Machine learning algorithms are also standard in the credit industry; banks and loaning institutions use them to predict the probability of a borrower to pay back as a basis whether to give them a loan or not. Even insurance companies use these algorithms to determine the premium an individual ought to pay based on the risk associated with them.

Bias in Machine Learning

Despite excelling at accuracy, speed and eliminating human subjectivity, ML algorithms are liable to bias. Machine Learning bias occurs when machine learning algorithms produce results that are systematically prejudiced in favour or against an individual, group, or characteristic that is considered to be unfair such as race, age, gender, disability, or ethnicity.

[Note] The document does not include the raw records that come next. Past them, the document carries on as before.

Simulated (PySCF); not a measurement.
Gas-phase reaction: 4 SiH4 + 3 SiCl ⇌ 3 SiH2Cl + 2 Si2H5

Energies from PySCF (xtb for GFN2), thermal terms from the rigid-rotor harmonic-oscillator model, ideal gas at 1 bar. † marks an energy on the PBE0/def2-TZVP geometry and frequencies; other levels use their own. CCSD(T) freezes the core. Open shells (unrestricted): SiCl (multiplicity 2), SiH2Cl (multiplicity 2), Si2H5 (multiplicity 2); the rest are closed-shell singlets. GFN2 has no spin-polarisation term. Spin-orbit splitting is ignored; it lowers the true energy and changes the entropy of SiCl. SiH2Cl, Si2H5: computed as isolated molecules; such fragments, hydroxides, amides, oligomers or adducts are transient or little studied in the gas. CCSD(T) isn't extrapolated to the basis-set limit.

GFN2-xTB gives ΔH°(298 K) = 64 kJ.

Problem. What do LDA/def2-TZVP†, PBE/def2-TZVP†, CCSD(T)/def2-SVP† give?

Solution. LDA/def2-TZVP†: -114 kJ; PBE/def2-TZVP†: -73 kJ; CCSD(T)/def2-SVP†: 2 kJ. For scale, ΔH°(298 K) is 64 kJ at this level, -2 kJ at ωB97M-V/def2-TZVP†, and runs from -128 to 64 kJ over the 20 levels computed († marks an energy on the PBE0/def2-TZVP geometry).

When searching for Machine Learning bias, almost all the articles in the data science community greets with the infamous Correctional Offender Management Profiling for Alternative Sanctions (COMPAS) example, so I will also greet you with the same. COMPAS is a prisoner ML-based assessment tool that is used to predict prisoners’ probability of re-offending once they are out of prison. Due to overcrowding in prisons, the system is used to identify prisoners with a low likelihood of re-offending.  “These prisoners are then scrutinized for potential release as a way to make room for incoming prisoners.” In 2016, third party audits were conducted to determine the truthfulness of the system. FindingS from and the review found that the algorithm’s predictions were biased by race. You can find the full COMPAS Machine Bias article here.

The other typical example is Amazon’s recruitment system that was meant to automate the recruitment system to increase recruitment efficiency and eliminate human bias. The model was meant to make predictions based on the candidate’s resumes. The results of the model resulted in having a model that favoured male over female candidates in engineering positions even when female candidates were more qualified. The project was discontinued by amazon after realizing the unintended bias that the algorithm had.

Sources of Bias.

Just like any other decisions, ML algorithms depend on data. All predictions that ML models make are a representation of data that it drew the patterns from to make decisions.  In the Amazon recruitment projects, the model learned on ten years pull of resumes dominated by male. The model favoured male candidates because male candidates use certain words that female candidates do not apply in their resumes.  The model prejudiced against female because it could not identify words that were used by successful male candidates in the training data in the female candidates’ resumes.

Conclusion

Inclusion of certain classes of people can be threatened if machine learning-based decision tools are developed with less conscious. As people who are in the forefront endorsing diversity and inclusion, we might once in a while want to check in with our ML colleagues to find out how inclusive their models are.